Alberta Wildfires Cause First Nations Evacuations, Devastate Slave Lake
Alberta remains under a province-wide fire ban in the wake of wildfires that leveled nearly half of the town of Slave Lake, whose 7,000 residents were evacuated on Sunday night and Monday.
Several First Nations communities also had been evacuated as of May 24, said Alberta government spokeswoman Marie Iwanow: Gift Lake Métis Settlement, where 1,300 people live, according to its website; Sawridge First Nation, Loon River First Nation, Woodland Cree First Nation, the Municipal District of Opportunity (Red Earth, Red Earth Creek) and Whitefish Lake First Nation.
“All remain evacuated with the exception of Whitefish Lake First Nation,” Iwanow told Indian Country Today Media Network via e-mail on May 24. “The evacuation order for that community has been lifted, but residents remain on a two-hour evacuation notice, as there are still active forest fires in the region.”
Several oil fields have had to shut down as fire threatened forest near the notorious Alberta oil sands, The Wall Street Journal reported. The newspaper said that Royal Dutch Shell Group PLC's Canadian division was halting production at two fields affected by the fire. Together they produced about 10,000 barrels a day last year, the Wall Street Journal said. Canadian Ltd. Told the newspaper that 1,300 workers had been evacuated from one facility in the face of the flames but that firefighters had so far protected its site. Oil production in another area that was also near the fires got shut down as well, and Pengrowth Energy Corp. said it had shut in 5,000 barrels a day of production, the Wall Street Journal said.
Besides the First Nations communities and Slave Lake, the Municipal District of Lesser Slave River was also evacuated, Iwanow said. Evacuation centers have been set up to provide accommodations, meals and other services to the displaced, who are staying in hotels and other interim locations until more permanent housing is available.
“Efforts continue to make the evacuated communities safe to allow for a safe, orderly return of residents,” the government said. “Essential services staff have been working round the clock in the affected communities to restore power, water, natural gas and other services, as well as extinguish lingering hot spots and remove other hazards so residents can return as quickly as possible.”

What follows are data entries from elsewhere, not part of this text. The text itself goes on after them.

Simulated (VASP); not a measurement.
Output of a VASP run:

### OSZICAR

Alberta’s government has already responded with disaster relief. Immediately after the fires, on May 18, Premier Ed Stelmach allocated $50 million for disaster recovery, according to the province’s website, and payments have been given out to families made homeless by the blazes.
He also has appointed a Deputy Minister Task Force to coordinate recovery efforts, the province said.
“The unprecedented wildfire disaster in Slave Lake and the surrounding area has touched all Albertans,” said Stelmach in a statement. “This funding is an important first step on the road to rebuilding the community.”
Volunteer efforts are also under way, with the Treaty 8 Nations leading the charge. The tribes held a barbecue to drum up funds and donations of household goods and clothing.
The U.S. National Aeronautics and Space Administration (NASA) said that as of May 23, 29 fires were burning in Alberta, with four of them still out of control. Manitoba and the Northwest Territories were also under fire watch at levels 2 and 3, with Alberta on level 4 and Saskatchewan in high enough fire danger to warrant a level 5 alert level, NASA said, quoting Environment Canada.